The wealth of the wealthy depend a lot on the infrastructure build from tax money. E.g. they don't build nation-scale road networks, but would make much less profit if these were absent.

> Taxation is not "taking things from people". Everyone benefits from the public services Taxes fund, even the super wealthy.

Of course it's taking things from people. You might say that it's worth it, but that's nothing to do with the mechanism.

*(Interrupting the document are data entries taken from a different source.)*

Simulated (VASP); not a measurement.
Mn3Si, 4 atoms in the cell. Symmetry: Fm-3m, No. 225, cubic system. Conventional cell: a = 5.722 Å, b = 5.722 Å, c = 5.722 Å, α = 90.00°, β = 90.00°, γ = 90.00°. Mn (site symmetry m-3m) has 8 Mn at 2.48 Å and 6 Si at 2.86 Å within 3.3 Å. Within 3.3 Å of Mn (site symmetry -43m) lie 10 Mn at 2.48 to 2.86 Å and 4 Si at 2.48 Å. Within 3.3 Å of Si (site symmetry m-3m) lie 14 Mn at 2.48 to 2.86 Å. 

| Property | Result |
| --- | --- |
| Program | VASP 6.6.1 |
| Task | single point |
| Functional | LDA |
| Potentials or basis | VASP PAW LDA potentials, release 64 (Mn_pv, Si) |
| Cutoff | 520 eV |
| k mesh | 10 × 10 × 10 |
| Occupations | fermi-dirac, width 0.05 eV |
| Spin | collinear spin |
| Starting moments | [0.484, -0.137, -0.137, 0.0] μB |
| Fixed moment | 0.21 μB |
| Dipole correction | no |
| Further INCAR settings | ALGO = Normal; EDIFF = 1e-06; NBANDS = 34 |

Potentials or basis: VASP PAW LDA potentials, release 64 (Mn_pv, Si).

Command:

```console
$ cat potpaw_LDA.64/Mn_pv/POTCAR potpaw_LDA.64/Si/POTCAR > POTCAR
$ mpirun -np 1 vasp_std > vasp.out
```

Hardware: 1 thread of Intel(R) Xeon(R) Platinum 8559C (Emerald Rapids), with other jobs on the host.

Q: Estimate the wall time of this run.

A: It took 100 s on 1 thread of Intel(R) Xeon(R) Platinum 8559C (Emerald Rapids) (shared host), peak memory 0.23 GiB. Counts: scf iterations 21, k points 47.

Having worked with the public sector a bit, it's incredible how much money is constantly wasted. You see public services and think all the money is spent efficiently on them, when it's just constantly spent on everything. £20k meetings to decide whether or not to spend £10k. Making sure your budget is always fully spent so you can get the same next year, even if you don't need it now and won't need it next year. Every day in every department in every government, multiple people's whole lifetime of taxation is wasted.

The mentality is totally different when your customers go to jail for not paying you.

Oh man, you should see how much money is wasted in private corporations. How many start-ups take millions of dollars and deliver nothing. There always be some percentage of money lost, like there always be bugs in our software.
There's a big difference though; startups are fueled by private money, from people who knew the risks.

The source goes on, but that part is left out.